From Ndubuisi Orji, Abuja
The House of Representatives has introduced a bill to bar serving officials of political parties from contesting for elective offices.
The proposed legislation is titled, ‘A bill for an Act to alter the constitution of the Federal Republic of Nigeria, 1999 (as amended) to provide for compulsory resignation of national and state executive members of political parties seeking elective government positions and for related matters,” HB 1381.
The bill, sponsored by Mansur Soro, according to the explanatory memorandum, is intended to enhance ‘transparency and fairness in the activities of political parties relating to primary election.’
Specifically, the proposed legislation is seeking to alter Section 223 of the 1999 Constitution (as amended) to introduce a sub section c, which stipulates that “any member of the national or state executive committee of a political party contesting for elective government position shall resign his membership of the executive committee of such party at least 30 days before the primary election.”
Already, Section 84(12) of the Electoral Act, 2022, bars political appointees at every level from seeking the nomination of their political parties for any elective office.

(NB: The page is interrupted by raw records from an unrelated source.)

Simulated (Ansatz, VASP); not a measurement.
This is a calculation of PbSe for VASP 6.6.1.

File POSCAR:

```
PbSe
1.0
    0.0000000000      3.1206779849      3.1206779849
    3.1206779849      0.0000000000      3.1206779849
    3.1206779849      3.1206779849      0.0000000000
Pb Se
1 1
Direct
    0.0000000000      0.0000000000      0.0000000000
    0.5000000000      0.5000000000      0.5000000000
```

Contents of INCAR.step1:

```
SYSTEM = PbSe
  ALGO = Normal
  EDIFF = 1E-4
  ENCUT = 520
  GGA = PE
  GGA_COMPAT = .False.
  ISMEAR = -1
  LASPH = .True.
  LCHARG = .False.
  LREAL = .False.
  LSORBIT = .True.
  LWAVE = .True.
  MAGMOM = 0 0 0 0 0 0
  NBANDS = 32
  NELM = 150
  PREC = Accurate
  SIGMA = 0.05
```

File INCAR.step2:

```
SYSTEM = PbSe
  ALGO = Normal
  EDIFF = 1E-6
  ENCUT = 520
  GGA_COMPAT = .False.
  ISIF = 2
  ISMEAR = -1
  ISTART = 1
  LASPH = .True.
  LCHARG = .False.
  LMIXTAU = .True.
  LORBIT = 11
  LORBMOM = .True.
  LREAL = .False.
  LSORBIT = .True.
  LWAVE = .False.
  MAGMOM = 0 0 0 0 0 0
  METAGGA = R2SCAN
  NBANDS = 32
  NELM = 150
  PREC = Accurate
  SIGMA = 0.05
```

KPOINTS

Soro told Daily Sun that the key objective was to ensure a level playing field for everyone seeking the nomination of a political party for elective office. The lawmaker explained that when serving party officials contest for primaries while retaining their positions, it gives them undue advantage.
The lawmaker said: “The objective is simply to ensure a level playing ground for all. Some party executives contest the primary election while occupying their seats and that gives them unfair advantage.”
However, efforts to get the reactions of the spokesman of the All Progressives Congress (APC), Felix Morka, and his Peoples Democratic Party (PDP) counterpart, Debo Ologunagba, was unsuccessful as they failed to respond to phone calls and WhatsApp messages to their mobile phone lines.
Nevertheless, a member of the PDP National Working Committee (NWC), told Daily Sun that the proposed legislation, if passed into law, would amount to meddling in the internal affairs of political parties.
According to him, “I think, because they are elective positions, if that law is enacted, it should apply to the National Assembly too. They (NWC) are elected for a term. That should be an issue of the party management. It is an elected position for a term. If you now say people must resign, given the way party organs are structured, deputies are not members of the NWC.
“Let’s assume the organising secretary, the publicity secretary and some key officers like legal advisers decide to resign; you have the critical organs.
“It is like going to the internal affairs of the party and regulating it. Let the party on their own say yes, for this purpose, we need to do this.”